330,000 Holdens to be recalled over faulty airbags

Holden has confirmed about 330,000 vehicles in Australia will be affected by the Takata airbag recall.

The Federal Government announced a compulsory recall of vehicles fitted with the defective airbags earlier this week.

In a statement, Holden said it would contact customers directly if their car needed to be recalled.

The airbags have been associated with 20 deaths globally, including one death in Australia last year.

The faulty Takata airbags' inflators contain a defect that can cause them to explode and propel shrapnel into drivers and passengers.

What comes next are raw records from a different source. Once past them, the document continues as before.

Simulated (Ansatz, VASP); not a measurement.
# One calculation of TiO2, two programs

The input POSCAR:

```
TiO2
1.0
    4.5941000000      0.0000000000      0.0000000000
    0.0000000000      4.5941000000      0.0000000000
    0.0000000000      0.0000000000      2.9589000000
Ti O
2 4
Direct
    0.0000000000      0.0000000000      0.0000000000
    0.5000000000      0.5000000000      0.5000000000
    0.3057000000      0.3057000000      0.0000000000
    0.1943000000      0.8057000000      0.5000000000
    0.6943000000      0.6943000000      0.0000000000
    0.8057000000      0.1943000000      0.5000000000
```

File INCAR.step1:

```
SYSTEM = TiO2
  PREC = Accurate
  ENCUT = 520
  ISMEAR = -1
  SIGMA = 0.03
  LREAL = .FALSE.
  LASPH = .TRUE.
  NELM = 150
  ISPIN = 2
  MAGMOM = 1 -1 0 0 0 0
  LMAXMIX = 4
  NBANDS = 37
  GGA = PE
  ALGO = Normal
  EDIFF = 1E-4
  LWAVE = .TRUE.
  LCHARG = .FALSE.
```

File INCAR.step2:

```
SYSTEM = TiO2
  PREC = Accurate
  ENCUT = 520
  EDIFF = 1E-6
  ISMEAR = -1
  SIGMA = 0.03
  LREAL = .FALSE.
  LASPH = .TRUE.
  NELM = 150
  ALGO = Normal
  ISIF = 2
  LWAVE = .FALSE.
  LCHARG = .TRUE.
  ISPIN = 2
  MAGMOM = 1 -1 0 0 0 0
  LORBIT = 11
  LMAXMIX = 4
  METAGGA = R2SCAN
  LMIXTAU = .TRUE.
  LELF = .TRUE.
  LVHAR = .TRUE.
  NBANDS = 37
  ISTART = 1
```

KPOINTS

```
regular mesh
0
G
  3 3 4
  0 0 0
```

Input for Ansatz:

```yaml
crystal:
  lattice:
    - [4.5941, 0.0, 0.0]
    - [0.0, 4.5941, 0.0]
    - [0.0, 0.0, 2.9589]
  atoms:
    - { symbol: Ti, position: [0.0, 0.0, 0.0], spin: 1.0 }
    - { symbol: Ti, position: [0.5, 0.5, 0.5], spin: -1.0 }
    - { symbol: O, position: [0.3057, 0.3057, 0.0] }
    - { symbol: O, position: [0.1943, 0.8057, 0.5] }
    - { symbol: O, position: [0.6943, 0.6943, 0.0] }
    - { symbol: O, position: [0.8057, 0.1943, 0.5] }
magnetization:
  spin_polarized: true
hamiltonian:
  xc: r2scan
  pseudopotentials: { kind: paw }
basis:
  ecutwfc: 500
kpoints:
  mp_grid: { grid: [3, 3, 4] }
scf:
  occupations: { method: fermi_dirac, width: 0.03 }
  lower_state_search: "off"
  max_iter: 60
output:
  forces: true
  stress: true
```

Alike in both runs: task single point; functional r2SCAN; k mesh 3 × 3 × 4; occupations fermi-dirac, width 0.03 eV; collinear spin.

A subset of the airbags called "alpha" are considered to pose the highest risk of all those recalled, classified as "critical", but Holden said it had never used any in its vehicles.

It said the replacements would be done progressively in a series of recalls, with a plan currently being developed.

Cars manufactured as far back as 2005 and as recently as this year are among the Holden models on the list.

Some models from two other General Motors brands sold in Australia, Saab and Opel, are also impacted.

Two in seven Australian vehicles affected

The Takata airbag recall is the largest product recall in Australia's history.

The Federal Government said about two in seven cars on Australian roads were affected by the faulty airbags.

The compulsory recall applies to all vehicles that were subject to existing voluntary recalls, and about 1.3 million additional cars.

Cars on the compulsory recall list include various models that have already been subject to a voluntary recall — Toyota, Mazda, Honda, BMW, Chrysler, Lexus, Mitsubishi, Nissan, Subaru and several others.

But models from other manufacturers that had previously not been identified in the voluntary recall will also be subject to the compulsory recall.

Among the new manufacturers on the list are Ford, Mercedes Benz, Tesla, Jaguar, Land Rover, Volkswagen, Audi and Skoda.

The Australian Competition and Consumer Commission (ACCC) has ordered these manufacturers to provide a list of Vehicle Identification Numbers (VINs) of the 850,000 additional affected vehicles by April 3. Those VINs will then be added to the existing compulsory recall list.

Last year, the ACCC issued a voluntary recall on the 60 types of cars sold in Australia that used the faulty airbags.

ACCC chairman Rod Sims said the recall — the biggest in Australia's history — must be done by December 31, 2020.

In Feburary last year the Takata Corporation pleaded guilty to fraud and agreed to pay a $1.3 billion penalty for concealing a deadly defect in millions of its air bags.

Takata admitted to hiding evidence about the defect in the inflators.

According to the company's annual report, Takata commercialised the word's first driver airbags in 1980.

In 2013 it launched the world's first driver-side airbag with Flexible Venting Technology, which Takata said incorporated a "smart" pressure control mechanism that allowed the air vent to be controlled by the air bag itself, rather than via sensors in the vehicle.